Identifying Fraudulent Activity
The Data
You can create custom fraud rules through your payment processors and fraud service providers that automatically reject transaction attempts based on defining characteristics. To determine the characteristics most commonly associated with fraud attacks on your business, you need reliable transaction and decline data. In this use case example, we’ll show how you can use Peacock to identify patterns in your transaction decline data and define custom fraud rule characteristics.
Exploring the Data in Peacock
In the Declines dashboard, the Decline Code Transaction Count sub-chart under Decline Code Transactions is a stacked bar chart showing the breakdown by decline code of your total declined transaction count over the selected time period. Using the absolute/distribution switcher, you can view this decline code breakdown as a percentage distribution and identify your typical distribution of declines across codes such as decline_gateway, do_not_honor, expired_card, and more. More importantly, this chart provides you with an explicit visualization of any sudden changes in your decline code distribution that might indicate a problem for your business. Instead of waiting to spot decline issues until after they’ve already impacted your bottom line, you can identify them in near real time by monitoring your Peacock dashboards.

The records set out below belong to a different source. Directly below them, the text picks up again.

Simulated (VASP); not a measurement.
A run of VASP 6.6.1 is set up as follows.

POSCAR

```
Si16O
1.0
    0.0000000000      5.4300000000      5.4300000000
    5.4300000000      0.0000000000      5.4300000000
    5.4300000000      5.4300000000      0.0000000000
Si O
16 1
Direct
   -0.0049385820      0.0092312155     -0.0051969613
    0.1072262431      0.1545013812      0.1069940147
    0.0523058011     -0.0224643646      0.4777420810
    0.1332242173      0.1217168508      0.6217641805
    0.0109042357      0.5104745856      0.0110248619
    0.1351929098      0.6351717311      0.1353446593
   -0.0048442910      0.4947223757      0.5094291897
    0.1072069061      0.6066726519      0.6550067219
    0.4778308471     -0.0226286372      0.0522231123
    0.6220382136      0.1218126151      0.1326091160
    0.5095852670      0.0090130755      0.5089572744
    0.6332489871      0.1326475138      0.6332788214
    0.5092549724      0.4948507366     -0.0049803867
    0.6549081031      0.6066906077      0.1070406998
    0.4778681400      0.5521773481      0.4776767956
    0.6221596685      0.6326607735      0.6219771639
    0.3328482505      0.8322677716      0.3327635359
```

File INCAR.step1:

Should you notice a sudden increase in one such decline code, you can then dig further into the data to better understand what might have caused the declines. Use the Transaction Response Code filter option to filter other charts or dashboards in Peacock for only the data associated with transactions that received the problematic decline code; this can help you identify trends among these transactions. For example, filtering the Issuers Dashboard to only show transactions with a transaction response code of not_sufficient_funds could highlight which issuing bank country or BIN sees the most transactions lost to NSF declines.
Drawing Conclusions
To demonstrate the types of conclusions you might draw from the analysis described above, we’ll use hypothetical transaction data:
As a part of your typical payments system health check, you review your Decline Code Transaction Count sub-chart under Decline Code Transactions and notice something out of the ordinary happened last week: the percentage of all declined transactions with the decline code suspected_fraud jumped from a daily average of 10% to 35% last Wednesday. Next, you navigate to the Payment Methods Dashboard and pull up the Payment Method Transaction Count sub-chart under Payment Method Transactions. With this chart, you confirm that you didn’t see a corresponding jump in the overall number of transactions attempted that day. In other words, the overall number of transactions didn’t change much, but the percentage of those transactions identified as suspected fraud jumped. Armed with this information, you can start to dig in further to identify the source of the attempted fraud.
The next place you look in Peacock is the Issuers Dashboard. Using the Transaction Response Code filter, you filter this dashboard to only show data for transactions made in the last week that received the suspected_fraud decline code. The first thing that jumps out at you is the Issuing Country Transaction Count sub-chart under Issuing Country Transactions; this chart shows the number of transactions made in the selected time frame, broken down by the countries where the cards used in those transactions were issued. Given the filter you’ve applied to this dashboard, the chart goes one step further in this instance to show you the issuing country breakdown of cards that were ultimately declined last week due to suspected fraud. You immediately note the number of suspected_fraud transactions last week for cards issued in the US was significantly higher than that for any other issuing country.
Now that you know one specific card-issuing country is to blame for the fraud spike last Wednesday, you can dig even deeper to see if perhaps one or more specific BINs are to blame. To do so, you filter the Issuers Dashboard dashboard to only show suspected_fraud transactions and look specifically at the Top 25 BINs by Transaction Count chart. With the applied filter, this chart shows the BINs (and their issuing bank and country) in descending order of the number of transactions declined as suspected fraud. Suddenly you know exactly what BINs are to blame for the fraud attack last week. Just to double check that these BINs really are to blame, you review the Top Issuing Banks chart and confirm the issuing banks associated with those BINs also experienced a high decline rate.
Armed with this information, you can establish fraud rules with your payment processors and fraud service providers aimed specifically at these BINs. If you also subscribe to Canary, you could even configure triggers to get alerts regarding transactions attempted with these BINs. Regardless, you now have more information than ever before to resolve the issue and prevent it from recurring.